Service Leader: Carol Johnson; Music: standard

2010 December 12
Rev. Heather Collins
"The Turn of One's Mind"

"With the turning of the year only weeks away, I have been thinking about turning in general, of songs about turning, or the longing to "return" to some original state of being. Turning, for instance, to a state of greater wholesomeness or integrity. I find myself tempted to join in lamenting the turning of an earlier and better time or era into that which we are currently experiencing in the 21st century, a time full of woes. It is easy to focus on those things "out there" which we can not change, as opposed to that which is within each of our own hearts and minds, congregations and communities which we can and do impact."

Service Leader: Shirley Center; Music: Richard Wilson (piano)

2010 December 19
"Moravian Lovefeast"

This year, Mountain Light's Christmas service is a Moravian Lovefeast, patterned after UUCA's tradition. It will include music, readings, food, and fellowship. The Moravian Lovefeast is a service started by the earliest Christians and dedicated to Christian brotherly love (Agape). It seeks to strengthen bonds and spirit of harmony, goodwill, and congeniality, as well as to promote forgiveness of past disputes. Since food is an integral part of a Moravian Lovefeast, warm Wassail and Christmas cake will be served during the service.

Music will be provided by Mickey Gillmor, playing alto recorder and a member of Lauda Musicam and Windsong; Myra Kibler, playing soprano recorder and a member of Lauda Musicam and the Cherry Log Recorder Ensemble; and Richard Wilson, playing tenor recorder and a member of the Cherry Log Recorder Ensemble where, in addition to recorder, he plays the harpsichord. Mountain Light's musical ensemble will perform English and French carols. Richard Wilson, MLUUC pianist, will also provide traditional piano Christmas music for the service. Christmas-related readings will be by Dave Noel and Ted Woehr.

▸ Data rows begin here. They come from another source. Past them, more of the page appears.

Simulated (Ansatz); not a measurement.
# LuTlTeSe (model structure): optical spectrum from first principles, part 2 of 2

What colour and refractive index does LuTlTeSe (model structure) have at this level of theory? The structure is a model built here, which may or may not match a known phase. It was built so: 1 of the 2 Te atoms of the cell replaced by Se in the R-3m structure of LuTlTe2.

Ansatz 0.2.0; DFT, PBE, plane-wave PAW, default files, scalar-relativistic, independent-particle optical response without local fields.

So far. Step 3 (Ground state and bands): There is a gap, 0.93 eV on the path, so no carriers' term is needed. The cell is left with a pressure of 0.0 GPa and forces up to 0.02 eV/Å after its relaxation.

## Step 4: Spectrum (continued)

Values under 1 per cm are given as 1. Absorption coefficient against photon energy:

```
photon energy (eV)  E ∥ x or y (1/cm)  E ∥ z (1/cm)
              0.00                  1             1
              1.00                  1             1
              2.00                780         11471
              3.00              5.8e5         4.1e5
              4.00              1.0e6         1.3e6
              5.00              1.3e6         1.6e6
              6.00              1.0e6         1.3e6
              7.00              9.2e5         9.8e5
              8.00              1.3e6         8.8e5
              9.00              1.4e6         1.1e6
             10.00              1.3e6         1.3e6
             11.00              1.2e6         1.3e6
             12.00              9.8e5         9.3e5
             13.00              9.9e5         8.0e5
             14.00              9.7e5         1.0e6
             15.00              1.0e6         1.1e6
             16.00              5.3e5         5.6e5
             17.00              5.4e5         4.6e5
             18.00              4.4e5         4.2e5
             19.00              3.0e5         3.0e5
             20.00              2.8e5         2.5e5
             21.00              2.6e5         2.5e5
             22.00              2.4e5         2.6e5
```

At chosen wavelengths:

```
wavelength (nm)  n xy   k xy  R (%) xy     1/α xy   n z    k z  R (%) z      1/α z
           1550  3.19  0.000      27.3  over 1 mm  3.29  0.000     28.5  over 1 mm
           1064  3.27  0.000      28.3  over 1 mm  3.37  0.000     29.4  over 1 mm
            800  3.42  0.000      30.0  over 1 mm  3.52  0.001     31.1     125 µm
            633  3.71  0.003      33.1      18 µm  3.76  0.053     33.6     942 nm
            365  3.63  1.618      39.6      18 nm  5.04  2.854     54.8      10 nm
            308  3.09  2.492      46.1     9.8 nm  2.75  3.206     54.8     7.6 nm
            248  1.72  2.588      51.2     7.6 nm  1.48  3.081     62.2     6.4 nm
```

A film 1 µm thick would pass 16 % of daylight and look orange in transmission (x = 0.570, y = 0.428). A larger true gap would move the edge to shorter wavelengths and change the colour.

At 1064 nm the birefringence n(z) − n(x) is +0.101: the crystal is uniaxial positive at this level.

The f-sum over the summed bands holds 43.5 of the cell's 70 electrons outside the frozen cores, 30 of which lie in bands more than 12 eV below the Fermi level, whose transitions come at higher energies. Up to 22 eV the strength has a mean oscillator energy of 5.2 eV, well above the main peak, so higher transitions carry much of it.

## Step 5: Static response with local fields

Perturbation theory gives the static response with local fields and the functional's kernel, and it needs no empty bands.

Service Leader: David Johnson; Music: Mickey Gillmor, Myra Kibler, and Richard Wilson

2010 December 26
Myra Kibler
"What Is of Value?"

After the whew! of Christmas day has been sighed, the expectations of the most significant holiday in the western calendar faced or ducked, the indulgences indulged in, let's gather our thoughts about what of it all we found of value. And not of Christmas only, but of our days in general. What are the best of them? And what might we let go without regret? Let us minister to one another in true UU fashion through our shared stories.